Tiger Woods’ first public golf course design in Ridgewood, Missouri has a unique name — Payne’s Valley Golf Course.
If you were to be told the name as opposed to reading it, you may be a bit intimidated thinking the spelling was of the name’s homonym for bodily harm, but in reality, it’s an homage to the late great Payne Stewart, a Springfield, Missouri native who would go on to win 11 times on the PGA Tour, including three major championships.
Stewart’s professional career spanned just shy of two decades before his tragic passing, but during those 19-odd years, Stewart was known out on Tour as one the supreme pranksters on the circuit.
During Tuesday’s Payne’s Valley Cup, an 18-hole charity exhibition that featured Woods, Rory McIlroy, Justin Thomas and Justin Rose, on-course analyst David Feherty stole the show for a few minutes in the middle of the round as he regaled the audience with one of his best Payne Stewart stories, which featured a hotel room key mix-up, a courtesy car and a semi-dead groundhog.
Feherty set up the story as only he can, saying, “We were playing in Houston and we were staying in the love LaQuinta on Interstate 45,” he said. “It was a four-star hotel and you could see three of them through a hole in the roof.”
He explained that the night before, he and Payne were down at the bar and mixed up their room keys somehow. The next day, Stewart played in the morning while Feherty played in the afternoon. After Stewart’s round, he hit a groundhog with his courtesy car, and being the prankster that he was, he loaded the animal up to use it in a gaffe.
“He stopped, investigated the damage on the car — not too bad — and walks around the back and thinks to himself, ‘that’s a perfectly good dead groundhog and I’ve got Feherty’s room key.’“
After Feherty’s afternoon round, he came back to the hotel all hot and bothered only to find out that Stewart’s furry friend hadn’t quite gone to rodent heaven just yet.

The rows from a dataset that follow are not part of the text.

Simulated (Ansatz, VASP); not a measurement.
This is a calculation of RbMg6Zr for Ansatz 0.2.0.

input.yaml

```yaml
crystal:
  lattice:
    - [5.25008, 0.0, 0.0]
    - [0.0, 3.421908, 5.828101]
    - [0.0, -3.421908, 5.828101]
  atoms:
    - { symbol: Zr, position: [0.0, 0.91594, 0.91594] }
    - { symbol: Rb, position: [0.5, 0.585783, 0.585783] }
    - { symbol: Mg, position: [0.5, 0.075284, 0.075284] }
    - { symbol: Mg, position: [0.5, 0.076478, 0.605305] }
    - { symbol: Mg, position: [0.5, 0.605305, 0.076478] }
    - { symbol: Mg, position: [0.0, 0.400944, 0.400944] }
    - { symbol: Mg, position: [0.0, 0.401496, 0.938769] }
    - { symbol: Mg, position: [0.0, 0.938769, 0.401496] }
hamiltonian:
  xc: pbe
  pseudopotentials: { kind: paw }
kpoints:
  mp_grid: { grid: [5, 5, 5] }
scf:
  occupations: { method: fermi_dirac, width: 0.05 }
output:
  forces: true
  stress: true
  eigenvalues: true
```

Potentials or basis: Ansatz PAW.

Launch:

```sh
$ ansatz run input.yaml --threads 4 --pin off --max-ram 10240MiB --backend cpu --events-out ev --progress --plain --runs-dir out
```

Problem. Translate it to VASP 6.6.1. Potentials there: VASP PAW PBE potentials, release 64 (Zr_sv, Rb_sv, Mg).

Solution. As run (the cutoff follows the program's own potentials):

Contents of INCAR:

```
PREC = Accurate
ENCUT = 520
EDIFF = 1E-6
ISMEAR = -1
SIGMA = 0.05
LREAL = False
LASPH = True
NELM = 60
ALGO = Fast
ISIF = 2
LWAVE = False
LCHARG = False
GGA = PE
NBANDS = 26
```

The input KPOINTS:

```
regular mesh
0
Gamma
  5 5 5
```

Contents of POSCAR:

“Later that day, I get back and I’m kind of sweaty and grumpy, and I go into the room and I put my clubs down and by the desk, and what appeared to be a beaver jumped out and went straight for my crotch,” he so eloquently said. “It chased me around the room for what seemed like an hour, but was probably 15 seconds until it finally keeled over and went dead, or whatever groundhogs do — went to Punxsutawney.”
The story was met with laughs from Dan Hicks and Paul Azinger, a close friend of Stewart’s, who were on the call of the match.
“He had that juvenile sense of humor,” Feherty said. “It never left him.”